DirecTV, Dish Strike Pointless Merger In Last Gasp Effort To Stay Relevant
from the merge-ALL-the-things! dept
Culminating a deal that’s been rumored about for the better part of the last twenty years, Dish Network and DirecTV have struck a new merger in a bid to try and remain relevant. It’s not going to help.
The deal involves DirecTV acquiring Dish for one dollar, in addition to $9.75 billion in Dish’s debt. The deal will combine Dish’s 8.1 million (and shrinking) subscriber base with DirecTV’s 11 million (and shrinking) subscriber base in the hopes of creating something semi-interesting.

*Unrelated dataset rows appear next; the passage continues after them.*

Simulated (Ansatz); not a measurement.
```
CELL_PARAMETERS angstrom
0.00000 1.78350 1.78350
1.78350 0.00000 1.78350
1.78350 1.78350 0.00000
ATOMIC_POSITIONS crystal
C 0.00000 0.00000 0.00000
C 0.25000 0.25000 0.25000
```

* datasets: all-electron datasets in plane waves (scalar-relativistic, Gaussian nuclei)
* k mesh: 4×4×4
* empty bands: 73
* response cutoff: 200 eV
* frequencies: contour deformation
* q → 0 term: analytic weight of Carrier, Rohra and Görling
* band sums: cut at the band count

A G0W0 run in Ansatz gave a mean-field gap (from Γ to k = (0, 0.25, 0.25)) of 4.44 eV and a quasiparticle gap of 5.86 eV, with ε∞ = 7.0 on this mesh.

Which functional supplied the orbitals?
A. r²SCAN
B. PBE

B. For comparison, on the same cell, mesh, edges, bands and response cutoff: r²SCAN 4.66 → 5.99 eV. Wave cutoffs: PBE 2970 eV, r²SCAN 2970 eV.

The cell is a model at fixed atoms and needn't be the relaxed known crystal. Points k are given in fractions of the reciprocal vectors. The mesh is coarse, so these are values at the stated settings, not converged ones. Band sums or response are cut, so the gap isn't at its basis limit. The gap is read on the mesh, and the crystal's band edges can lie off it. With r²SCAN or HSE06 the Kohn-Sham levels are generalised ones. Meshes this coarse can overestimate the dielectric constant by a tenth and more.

As per tradition, the company’s press release proclaims that the deal will result in all manner of amazing new synergies, including lower prices for consumers:
“DIRECTV was founded 30 years ago to give consumers greater choices than incumbent cable companies for video content, and the Company’s acquisition of DISH TV and Sling TV positions it to again provide more choices and better value in an industry currently dominated by large streaming platforms.”
That’s generally not what happens. Instead, the merging companies are saddled with so much new debt and distraction from the consolidation that they’re forced to either raise prices on consumers or take an axe to things like foundational customer service, driving more customers to the exits. There’s also the issue of untold layoffs as the two companies eliminate redundant positions.
Both Dish Network and DirecTV have been bleeding satellite TV subscribers for years to streaming. And while both companies have embraced streaming themselves (like Dish’s Sling TV), that hasn’t gone well either. Neither has Dish’s effort to pivot into wireless with a shitty new 5G network cobbled together by the Trump administration to try and downplay the competitive harms of the T-Mobile and Sprint merger.
You might recall that AT&T acquired DirecTV and Time Warner in the belief they could create a video advertising juggernaut. Instead the $200 billion in mergers resulted in an absolute bloodbath of debt, layoffs, higher consumer prices and a worse overall product. AT&T jettisoned its remaining 70% of DirecTV this week at a major loss.
These are dying companies that lack the money, support, or strategic competence to accomplish the innovative pivots they’d like to perform, and these deals will only be a delayed distraction from the inevitable. U.S. business press coverage of the deal, as per tradition, won’t make any of that clear to the workers or consumers who’ll soon be first in line to foot the bill.
Filed Under: 5g, cable, consolidation, media, mergers, satellite tv, streaming, tv, wireless
Companies: directv, dish, echostar


Comments on “DirecTV, Dish Strike Pointless Merger In Last Gasp Effort To Stay Relevant”
As is mentioned Many times
“dying companies that lack the money, support, or strategic competence to accomplish the innovative pivots”
They wanted to created a Juggernaut of Advertising.
BUT THAT isnt what we pay for. And they add CHEAP channels to get more people to Watch and listen to, But 1000 channels of Crap is an Abundance of Crap.
Very true for DTV and ES. I was lucky with DTV. Bought the stock when it was just starting out. AT&T acquired it for maybe $75/share.
Not a good idea at all
I’ve had Dish for nearly 25 years with no issues. I live in a rural area of the San Fernando Valley. I look down on 1.7M people, but can’t get cable or Internet unless it’s over satellite. Direct TV is a horrible provider, anyone I know who has it is disgusted. constant price increases, constant outages, horrible. not looking forward to this abortion of an arrangement at all.
"Better value" =/= "Lower prices"
The post states: “As per tradition, the company’s press release proclaims that the deal will result in all manner of amazing new synergies, including lower prices for consumers”.
Point of order: the quoted section of the press release never directly mentions lowering prices because if it did, the PR droid who sharted it out would have been fired immediately. This particular oxygen thief has instead chosen to mention “increased value”; a phrase so meaningless and unfalsifiable in the context of streaming services that it gives the company free license to do pretty much anything, including immediately raising prices post-merger, and still claim that they have “brought increased value to consumers”. Y’know… standard corporate weasel words, the “art” of saying everything while promising nothing.
Nostradamus
“I’d wager that Dish fails completely before 2025”
Well done Mr Bode. From his June ’23 story (the 5G link).